Primitive Kolmogorov complexity is computable

https://lewish.io/posts/primitive-kolmogorov-complexity-is-computable
25•1ewish•7mo ago

Comments

317070•7mo ago
It might be computable, but is it practical? It sounds like it requires a stack of exponentials in compute time, and is impractical even for very short messages.
pfdietz•7mo ago
The time bound would be a non-PR function, so yeah.
fen11•7mo ago
This post argues that because most functions we encounter are primitive recursive, Primitive Kolmogorov complexity is widely applicable. I think you also need to argue that it is a meaningful notion of complexity.

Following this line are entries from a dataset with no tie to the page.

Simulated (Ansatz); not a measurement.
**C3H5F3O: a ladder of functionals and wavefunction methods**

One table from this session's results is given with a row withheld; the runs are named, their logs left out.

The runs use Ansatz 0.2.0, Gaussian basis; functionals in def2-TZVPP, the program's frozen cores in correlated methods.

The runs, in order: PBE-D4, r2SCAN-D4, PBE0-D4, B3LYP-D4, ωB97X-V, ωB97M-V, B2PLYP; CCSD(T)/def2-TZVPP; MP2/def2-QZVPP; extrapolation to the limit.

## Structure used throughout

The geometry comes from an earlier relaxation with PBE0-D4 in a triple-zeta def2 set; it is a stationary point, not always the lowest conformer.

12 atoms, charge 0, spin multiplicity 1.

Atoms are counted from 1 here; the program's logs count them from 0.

PK may be very differently shaped from normal Kolmogorov complexity because you can find primitive recursive functions whose implementation in a primitive recursive programming language is arbitrarily larger than their implementation in a Turing complete programming language.

That said, I’m not sure what if anything this implies about AI.

randomNumber7•7mo ago
Great, now please ask the AI how to calculate it for me.
4ad•7mo ago
> This post is mostly AI generated, of course with significant guidance, feedback, iteration and some edits from me.

I can tell, because it is garbage.

AI's notion of PK is useless because of Blum's speedup theorem. Because the invariance theorem fails in PR (PR is not universal), description-length gaps between PR and Turing complete languages can grow without bound.

Essentially a more expressive formalism can encode an interpreter for the weaker one and then diagonalise over it. Restricting yourself to a total language, you sacrifice potentially unbounded conciseness.

This is a profound difference between TC and non-TC languages, and it manifests even for terminating functions. It's not just that a TC languages can encode non-terminating computations, it's that a TC language can encode terminating functions more efficiently than a non-TC language. A terminating program expressed in a total language must manifest its termination proof in a strict way with finite degrees of freedom, whatever the choice of total language might be. In a TC language it doesn't have this artificial constraint.

In some sense, as program complexity grows (expressed in a total language), more and more of the program is dedicated just to encoding its own termination proof. We can sort of see this a corollary of this experimentally with programs (proofs) written in theorem provers like Coq (which are total). Giant proofs extract to very small programs. We don't see the sort of phenomenon in theorem provers using a Curry-style type system, for example Nuprl, where the underlying lambda calculus is Turing complete. This is experimental evidence that even though most interesting functions might be PR, a PR language might not be the best language to express those functions. And this seems to be the case even without choosing specially-crafted pathological examples.

These are subtle issues and I can't fault the author for not knowing about them, but I can fault him for using AI to appear to say something profound when all that was said was woefully naïve.

jhanschoo•7mo ago
Since the author seems to be concerned about tractable inductive inference, and to be honest computability does not give you much, what do you think about the utility of notions like resource-bounded Kolmogorov complexity for that?
catlifeonmars•7mo ago
> The uncomputability of both arises directly from the Halting Problem

This is perhaps pedantic, but this statement is a little misleading. Kolmogorov complexity and the halting problem both describe the same concept in different formulations. One could just as easily say that the halting problem arises directly from Kolmogorov complexity.

scythe•7mo ago
More generally, both are cases of a diagonal argument.
gerdesj•7mo ago
"K and S and are not calculable"

S can't be arsed to define itself. K is a measure of s (an object). What on earth is S? Is it the result of using Solomonoff induction ... on a hypothesis based on K?

Then we suddenly get the science bit:

"Whilst we might one day care about the sort of intelligence that is defined as a full "search over turing machines", for today's real world practical general intelligence, a "search over primitive recursive functions" is likely sufficient."

So, sod the Halting problem, with some sleight of hand (waving) we get AGI tomorrowish or something.

The author seems to forget that "intelligence" might eventually be defined by a "full search over turing machines" and "practical general intelligence" is not a particularly useful system and merely the description for a next token guesser and the like.